To this day Tony Khan thinks Fulham had a good transfer window in the summer of 2018. Which is sweet. The untrained eye might be tempted to regard the £100m spent on Jean Michaël Seri, André-Frank Zambo Anguissa, Alfie Mawson, Andre Schürrle and at least half a dozen others as one of the great spending failures of the modern Premier League era. Particularly when you consider what happened next: relegation with 26 points, three separate managers and a full-blown fistfight between Aleksandar Mitrovic and Aboubakar Kamara that apparently began during meditation in a team yoga session.
For Khan, the investment made in 2018 – which also included Mitrovic and Joe Bryan, who scored the winning goal in the 2020 playoff final – was a key reason Fulham were back in the Premier League two years later. “We spent on the future,” he said. “I am very happy with the players I bought.” Which encapsulates the dilemma for promoted clubs when it comes to navigating the market. How far do you go in trying to chase the dream? How much is too much? And to what extent are you preparing not merely for a tilt at the top tier but the likely relegation that follows?
With the transfer window having been open for almost a month, the early evidence is that this year’s crop of promoted clubs are treating Fulham’s effort in 2018 as a cautionary tale rather than a model to follow. This includes Fulham themselves, where the unhurried pace of business has apparently been a source of some irritation for manager Marco Silva. João Palhinha has arrived from Sporting, with Manchester United’s Andreas Pereira likely to follow. Bournemouth have been more frugal still, with only two free transfers completed and manager, Scott Parker, warning fans not to expect big signings.
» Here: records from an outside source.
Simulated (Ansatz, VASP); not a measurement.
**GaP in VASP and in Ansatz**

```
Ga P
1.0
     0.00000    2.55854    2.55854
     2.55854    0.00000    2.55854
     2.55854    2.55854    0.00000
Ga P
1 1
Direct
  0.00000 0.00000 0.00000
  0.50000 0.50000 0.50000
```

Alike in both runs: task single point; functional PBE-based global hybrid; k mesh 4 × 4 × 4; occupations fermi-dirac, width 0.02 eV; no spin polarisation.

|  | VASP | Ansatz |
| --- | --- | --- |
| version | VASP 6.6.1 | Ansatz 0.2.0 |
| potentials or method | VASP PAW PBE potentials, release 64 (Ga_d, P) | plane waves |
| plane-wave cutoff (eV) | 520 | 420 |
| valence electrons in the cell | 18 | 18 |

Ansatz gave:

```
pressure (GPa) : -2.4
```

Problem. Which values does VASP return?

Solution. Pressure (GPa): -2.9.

Of course, Parker was a veteran of Fulham’s car-crash relegation season and knows the ruinous consequences of a poorly judged spending spree better than anyone. “The money at Fulham wasn’t spent right,” he said in an interview with the Times in May. “You can spend it on players not used to the level. A lot of things have to line up. Dean Smith spent £150m with [Aston] Villa [in 2019] and they stayed up on the last day of the season. In an ideal world I’d spend £100m, but I can’t do that. The reality is that it’s going to be a tough year.”
Fulham are not the only team to have suffered buyers’ remorse. Last summer Norwich were the biggest spenders of the promoted clubs, blowing over £40m on Milot Rashica, Christos Tzolis, Josh Sargent and Dimitrios Giannoulis. It’s fine if you haven’t heard of any of them, by the way: none of them did very much. Watford made 14 signings, of whom only four reached double-figure appearances in the Premier League. They followed Norwich back down to the Championship. Meanwhile Brentford, who have run a transfer profit in six of the past seven seasons, comfortably stayed up.
Then there is the other end of the bargain: while the promoted club is desperately trying to plug holes, they remain vulnerable to getting picked off themselves. Norwich’s scattergun pursuit of signings was in large part a pre-emptive panic spurred by the loss of Emi Buendía to Aston Villa. Fulham have already lost their exciting teenage winger Fábio Carvalho to Liverpool. Nottingham Forest have lost Brice Samba to Lens. And of the three promoted clubs it is perhaps Forest who are in the most delicate position, torn between throwing everything at their first Premier League campaign in 23 years, and the sort of judicious prudence that got them there in the first place.
So far Forest have made four signings: goalkeeper Dean Henderson on loan, Giulian Biancone and Moussa Niakhaté in defence and striker Taiwo Awoniyi for £17.5m from Union Berlin. What links them all is a profile: young (between 22 and 26), paid modest wages, largely unproven at the top level and with plenty of residual value in a future Championship promotion campaign. This is what the club’s chief executive, Dane Murphy, calls “balanced and purposeful investment” – each-way bets that may pay out immediately but won’t burn the club if they don’t work out.
Forest and Bournemouth’s recruitment this summer – and Fulham’s to an extent – suggests that promoted clubs are increasingly planning for failure as well as for success. Which sounds fatalistic, but with the gap between the top two divisions widening every season, is just sound business sense. Seven of the past 12 teams to come up from the Championship have gone down the next year. Only clubs with the very deepest pockets – Wolves in 2018, Villa in 2019, Leeds in 2020 – can afford to buy on a Premier League budget.
As the Norwich sporting director, Stuart Webber, put it this summer: “We can’t just sign five 30-year-olds in the hope of staying in the league, because if it goes wrong we won’t have a football club.” And really, this is the reality for clubs at that level. The astronomical sum of money required to even contemplate establishing a club in the Premier League makes the whole enterprise a gamble. Or, put another way: the method most likely to bridge the gap is also the method most likely to lead you to disaster.